“No factual or legal reasoning”: the jurisprudence of Aileen Cannon
Who knew that an obscure district court nomination confirmed the week after Election Day 2020 would play such a pivotal role in American history?
Reversing one of her own decisions, the federal judge overseeing former President Donald J. Trump’s classified documents case granted his request on Monday to postpone the deadline for a crucial court filing in the criminal proceeding, increasing the chance that any trial would be pushed past the November election.
The ruling by the judge, Aileen M. Cannon, was made in a bare-bones order that contained no factual or legal reasoning. It did not schedule a new deadline but erased the one she had set almost a month ago ordering Mr. Trump’s lawyers to file by Thursday a detailed list of the classified materials that they intend to introduce at the trial, which is set to take place at some point in Federal District Court in Fort Pierce, Fla.
That list is enormously consequential because, when filed, it will mark the first step in what will ultimately be a pitched battle between the defense and prosecution over what sorts of classified materials the jury will get to hear about at trial — a contested process, balancing issues of public access and national security, that could take months to complete.

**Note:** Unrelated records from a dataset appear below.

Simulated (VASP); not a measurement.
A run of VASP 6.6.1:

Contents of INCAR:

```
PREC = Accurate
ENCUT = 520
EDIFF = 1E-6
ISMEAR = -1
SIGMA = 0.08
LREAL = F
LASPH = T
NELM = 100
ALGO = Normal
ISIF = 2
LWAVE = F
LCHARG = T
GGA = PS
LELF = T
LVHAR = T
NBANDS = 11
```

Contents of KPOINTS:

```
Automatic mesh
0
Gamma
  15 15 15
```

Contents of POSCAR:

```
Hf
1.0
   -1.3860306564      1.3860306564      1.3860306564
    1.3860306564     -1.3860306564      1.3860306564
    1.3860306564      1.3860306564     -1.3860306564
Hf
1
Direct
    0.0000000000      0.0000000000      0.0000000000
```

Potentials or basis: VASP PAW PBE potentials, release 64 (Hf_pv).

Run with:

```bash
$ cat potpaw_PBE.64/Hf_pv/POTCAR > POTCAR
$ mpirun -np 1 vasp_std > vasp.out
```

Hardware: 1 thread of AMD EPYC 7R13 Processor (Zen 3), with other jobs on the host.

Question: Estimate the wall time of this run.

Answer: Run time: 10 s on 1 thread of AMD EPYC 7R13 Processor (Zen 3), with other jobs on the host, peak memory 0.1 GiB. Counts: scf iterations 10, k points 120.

Mr. Trump has relentlessly pursued a strategy of delaying all four of the criminal cases he is facing, and if he succeeds in delaying his trial on charges of mishandling classified documents until after the election, he could order his Justice Department to drop the matter altogether if he wins.
Cannon understands her commission, which was not to be a judge in any recognizable sense, at least in any case of personal or political importance to the Republican Party in general or Donald Trump in particular. And so the strongest legal case against Trump may simply be allowed to day because the court collaborated with a defendant’s dilatory tactics rather than restraining them.